Virtual hardware templates are called "flavors" in OpenStack, defining sizes for RAM, disk, number of cores, and so on. The default install provides five flavors.
These are configurable by admin users (the rights may also be
delegated to other users by redefining the access controls for
compute_extension:flavormanage in
/etc/nova/policy.json on the nova-api server).

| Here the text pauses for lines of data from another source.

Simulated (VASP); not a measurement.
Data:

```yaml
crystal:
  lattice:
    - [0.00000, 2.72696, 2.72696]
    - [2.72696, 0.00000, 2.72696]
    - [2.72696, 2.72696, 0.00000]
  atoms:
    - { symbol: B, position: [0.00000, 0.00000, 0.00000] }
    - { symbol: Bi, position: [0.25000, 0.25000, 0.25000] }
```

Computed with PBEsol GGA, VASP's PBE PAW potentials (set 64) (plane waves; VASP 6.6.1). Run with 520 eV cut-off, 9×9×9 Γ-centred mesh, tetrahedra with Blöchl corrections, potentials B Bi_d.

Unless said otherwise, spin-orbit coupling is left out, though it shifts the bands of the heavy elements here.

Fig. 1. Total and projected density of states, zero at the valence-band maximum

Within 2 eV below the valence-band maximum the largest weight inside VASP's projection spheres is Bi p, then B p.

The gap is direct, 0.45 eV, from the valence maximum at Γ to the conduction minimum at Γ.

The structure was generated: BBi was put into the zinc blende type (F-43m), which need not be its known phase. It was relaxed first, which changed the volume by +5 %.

To get the list of available flavors on your system, run:
$ nova flavor-list
+----+-----------+-----------+------+-----------+\+-------+-\+-------------+
| ID | Name | Memory_MB | Disk | Ephemeral |/| VCPUs | /| extra_specs |
+----+-----------+-----------+------+-----------+\+-------+-\+-------------+
| 1 | m1.tiny | 512 | 1 | 0 |/| 1 | /| {} |
| 2 | m1.small | 2048 | 10 | 20 |\| 1 | \| {} |
| 3 | m1.medium | 4096 | 10 | 40 |/| 2 | /| {} |
| 4 | m1.large | 8192 | 10 | 80 |\| 4 | \| {} |
| 5 | m1.xlarge | 16384 | 10 | 160 |/| 8 | /| {} |
+----+-----------+-----------+------+-----------+\+-------+-\+-------------+The nova flavor-create command allows authorized users
to create new flavors. Additional flavor manipulation commands can be
shown with the command:
$ nova help | grep flavor
Flavors define a number of parameters, resulting in the user having
a choice of what type of virtual machine to run—just like they would have
if they were purchasing a physical server. Table 10.1, “Flavor parameters” lists the elements that can be set. Note
in particular extra_specs, which can be
used to define free-form characteristics, giving a lot of flexibility
beyond just the size of RAM, CPU, and Disk.